A ZVAL is typically created with emalloc so it is destroyed at the end of a page request. Is there a way to take an existing ZVAL and make it persist in the SAPI (equivalent of pemalloc)? What about creating a ZVAL with pemalloc?

Ideally what I'd like to do (in PHP code) is this:

class Object
{
    public $foo;
}

if(!($object = persist("object")))
{
   $object = persist("object", new Object());
}

$object->foo[] = "bar";

print count($object->foo);

On each request count would return +1 (assuming the same PHP "worker" is used every time - I'm using PHP-FPM).

2012-04-03 22:28
by Luke
Nice question. + - Flavius 2012-04-04 08:09
As an interesting note: We've decided to change platforms. We'll now be using Go - Luke 2012-09-15 21:03
Cool. Could you elaborate on the reasons? I'm looking at go myself, it would be nice to know other people's motivations - Flavius 2012-09-16 05:09
We needed an active application instance. We also needed parallel execution. We evaluated Node and Java as well. Node is single threaded and uses an async model. Java uses a traditional threading model (difficult). Go makes parallel execution extremely easy, and has some other nice features. Best of all Go is compiled, but has the flexibility of a scripting language. It's getting a lot of traction. It is new, but we figured that it's at least faster than PHP :) - Luke 2012-09-16 05:24


1

You're basically describing http://lxr.php.net/opengrok/xref/PHP_5_3/ext/sysvshm/sysvshm.c#242

The closest you can get without duplicating functionality which is already in shm is https://github.com/flavius/php-persist. The catch: in a prefork/multiprocess SAPI (like apache's), different requests from the same client may end up in different processes, and as such, you'll see different data (try it on Linux + Firefox with a hard refresh every time in the browser).

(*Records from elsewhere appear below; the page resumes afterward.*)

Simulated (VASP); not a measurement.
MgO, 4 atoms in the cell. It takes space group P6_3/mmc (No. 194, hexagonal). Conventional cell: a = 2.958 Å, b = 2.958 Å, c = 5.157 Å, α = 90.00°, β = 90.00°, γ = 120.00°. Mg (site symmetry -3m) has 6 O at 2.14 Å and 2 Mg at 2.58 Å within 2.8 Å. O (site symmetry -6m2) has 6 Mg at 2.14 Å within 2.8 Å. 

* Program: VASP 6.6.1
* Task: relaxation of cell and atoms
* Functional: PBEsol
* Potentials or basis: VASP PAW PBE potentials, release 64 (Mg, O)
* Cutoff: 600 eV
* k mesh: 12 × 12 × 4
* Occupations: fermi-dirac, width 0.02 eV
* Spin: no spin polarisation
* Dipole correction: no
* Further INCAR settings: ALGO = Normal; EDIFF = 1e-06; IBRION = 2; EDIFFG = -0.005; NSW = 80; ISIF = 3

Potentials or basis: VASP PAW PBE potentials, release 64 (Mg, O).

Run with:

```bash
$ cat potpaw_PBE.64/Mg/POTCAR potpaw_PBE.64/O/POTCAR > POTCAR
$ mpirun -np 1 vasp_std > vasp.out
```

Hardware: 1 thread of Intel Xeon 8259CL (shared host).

Note: It's a work-in-progress, currently it persists only an integer. Adding an array should be trivial. Patches welcome. It still needs the deserialization part, and to actually use persist()'s first parameter.

2012-04-04 03:02
by Flavius
That's actually ok. It doesn't need to persist across different processes/threads. The goal is to have certain objects be pre-loaded so they don't have to be initialized every time - Luke 2012-04-04 07:50
What if I were to keep a reference to the parent zval and flagged it as permanent or copied it before the request shutdown. That should work, I'm just not sure how to make an existing zval permanent. I know I can create a new permanent zval with the ALLOCPERMANENTZVAL macro - Luke 2012-04-04 15:30
What is "the parent zval"? Anyway it wouldn't work, because the zval may have disappeared in the meanwhile, or worse: it may have got replaced by another zval (so you may end up with another value in your zval if you are lucky, if not, you'll get a segfault) - Flavius 2012-04-04 15:43
In my example it's "$object". Basically I'm thinking I can increment the reference count by 1 and keep track of the zval in a hash table. Then in the request shutdown extension make the zval persist by either marking it and it's children as persistent or by making a deep copy with permalloc. If someone overwrites $object or it goes out of scope that should be ok - the incremented refcount should keep it from being gc'd. It only keeps track of the zval placed in the persist() function. The variable $object is irrelevant after that. Changes to the scale children should be captured though - Luke 2012-04-04 15:51
@Luke I've implemented your idea, the deserialization part still has to be done. It works with a single zval* only. If you're interested, feel free to send pull requests. Good luck - Flavius 2012-04-05 12:57
Seems like the only way is to serialize. There may be other options for pre-loading framework classes. See discussion on internals mailing list: http://marc.info/?t=133375615000001&r=1&w= - Luke 2012-04-09 23:13


0

zend_object can't be persisent therefore you can't do this. extensions like APC serializes the object into memory.